But it was so nearly, well, not. The band’s label, Albert (also home to Dallas idols AC/DC) took receipt of the original tapes, then unceremoniously handed them back again, declaring the band could do better. While this would have taken the wind out of any band’s sails, Dallas Crane used the opportunity to get back to basics.
“When you’re up so close to something and you’re around it all the time, you can lose track of what you’re doing,” banshee-voiced frontman/guitarist Dave Larkin says philosophically. “We hadn’t rehearsed the songs as much as we had on previous albums. We just wanted to get into the studio, Neil Young-style, chuck it down and see what happens. You get a bit carried away sometimes with all the things you can do in the studio. We lost track of what it meant to be Dallas Crane, just putting sound down and being a band.”

Fans want Dave, guitarist/vocalist Pete Satchell, bassist Pat Bourke and powerhouse drummer Shan Vanderwert to be a pedal-to-the-metal act live, so exactly how far into Sergeant Pepper-style whimsy did they stray?
“We were trying all sorts of things,” Dave admits. “There was one song, which didn’t make the record, where we got the rubbish bin lids out for accompaniment. There was a lap steel on another song, and originally the Bella Mae solo was on harmonica. Our old bass player from about four years ago [Chris Brodie] joined us for a giant session that went on till about four in the morning. The story goes that we finished everything, went home and it turned out we’d accidentally wiped the tape. So we had to get him back in to do it all over again but then we didn’t end up using it at all. He was a little bit pissed off, because apparently he’d done some genius work, but what can you do? A lot of that sort of stuff happened. We’d spend ages on an echo or a drum sound or something and then it wouldn’t make it onto the recording.”

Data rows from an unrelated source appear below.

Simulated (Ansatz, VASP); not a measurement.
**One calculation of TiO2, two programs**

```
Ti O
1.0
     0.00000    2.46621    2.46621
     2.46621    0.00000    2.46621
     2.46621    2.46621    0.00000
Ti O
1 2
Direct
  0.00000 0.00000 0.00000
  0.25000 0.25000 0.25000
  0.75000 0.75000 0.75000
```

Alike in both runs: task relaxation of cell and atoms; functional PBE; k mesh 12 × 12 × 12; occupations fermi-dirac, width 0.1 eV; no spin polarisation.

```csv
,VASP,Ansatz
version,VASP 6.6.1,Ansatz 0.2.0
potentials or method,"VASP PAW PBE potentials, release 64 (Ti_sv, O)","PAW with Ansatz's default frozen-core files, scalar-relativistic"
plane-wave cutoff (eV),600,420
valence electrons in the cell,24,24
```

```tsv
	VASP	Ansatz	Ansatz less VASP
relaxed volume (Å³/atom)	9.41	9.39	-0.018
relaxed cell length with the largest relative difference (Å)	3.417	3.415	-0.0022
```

After the band realised they weren’t Neil Young, they decided to trim things back and recapture their live spirit. Originally, Dave and Pete worked the songs out in their home studios, using a simple 4-track, drum machine, guitar and bass set-up. While this meant less jamming things out as a band, Dave reckons working in isolation didn’t affect things adversely.
“That just gave us the opportunity to get the songs into better shape and prepare them for the band,” he says.

The approved version of the album was recorded at Jonathan Burnside’s Eastern Bloc Studios in Melbourne. Jonathan – renowned for his work with Faith No More and Eskimo Joe – was bought in for his mixing skills in particular, while the band also recruited Wayne Connolly (also frontman of Knievel) for his strengths in engineering.

“It was great,” says Dave. “We were moving quickly. We didn’t want to get bogged down with silly things we couldn’t do live. Most of the stuff you hear is analogue. It went through the analogue chain, right up until mastering. We did some stuff on ProTools though – you have to go to digital eventually. It’s getting more and more expensive to use tape, but we’re lucky that in Australia there are a lot of keen and passionate analogue equipment collectors. We’re big vinyl fans, too. Everything we do has to come out on vinyl.”

The band recorded in a one-room live set-up, and only the vocals were overdubbed. Each guitar is panned either left or right, rather than a blend of the two.
“It’s generally the rhythm guitar which goes through the right and that could be either of us, as we mix it up,” Dave explains. “To get the buzzy guitar tone on Tonight! (There’s a Party Going Down) we pretty much just jammed the guitar straight into the mixing desk, no amps, because that’s how I did most of the stuff at home, using headphones. The Beatles used to love doing that. The other guitar tones on the album are due to different mic placements or using different amps.”
Dave is kitted out with a ’65 Fender Bassman with a 40W head. “It’s beautiful, but unfortunately not very gutsy, so I mainly use a Fender Tonemaster live. Pete uses a Tonemaster, traditionally.”

Dallas Crane have never been big on effects, mainly just using distortion, which Dave admits he has been known to stamp on in times of trouble on stage. “Only very recently we’ve bought a tremolo pedal. We usually just play straight out of the amps and keep it real.

“We’ve been really lucky to have support from Fender, who also look after Gretsch,” he continues, “because they like the band. It’s not a full endorsement but it’s a pretty fair deal we’ve got.”

To this end, Dave wrestles a Gretsch Falcon and a DuoJet, while Pete prefers a Gretsch Brian Setzer, or bends the rules with a Gibson 335.
Live, the pair are psychically tight. Was that natural from the start, or did they have a tendency to play all over each other when the band began some 10 years ago?

“Yeah we did play all over each other, but we were also pretty close. When we first started we didn’t have any faith in our voices, so the two of us were just playing instrumental guitar, which meant we were forced to listen out for each other. Pete would come up with most of the solos because I eventually took over the singing side. So we’re pretty conscious of that sort of thing, although sometimes we’ll turn round on stage and squint at each other.”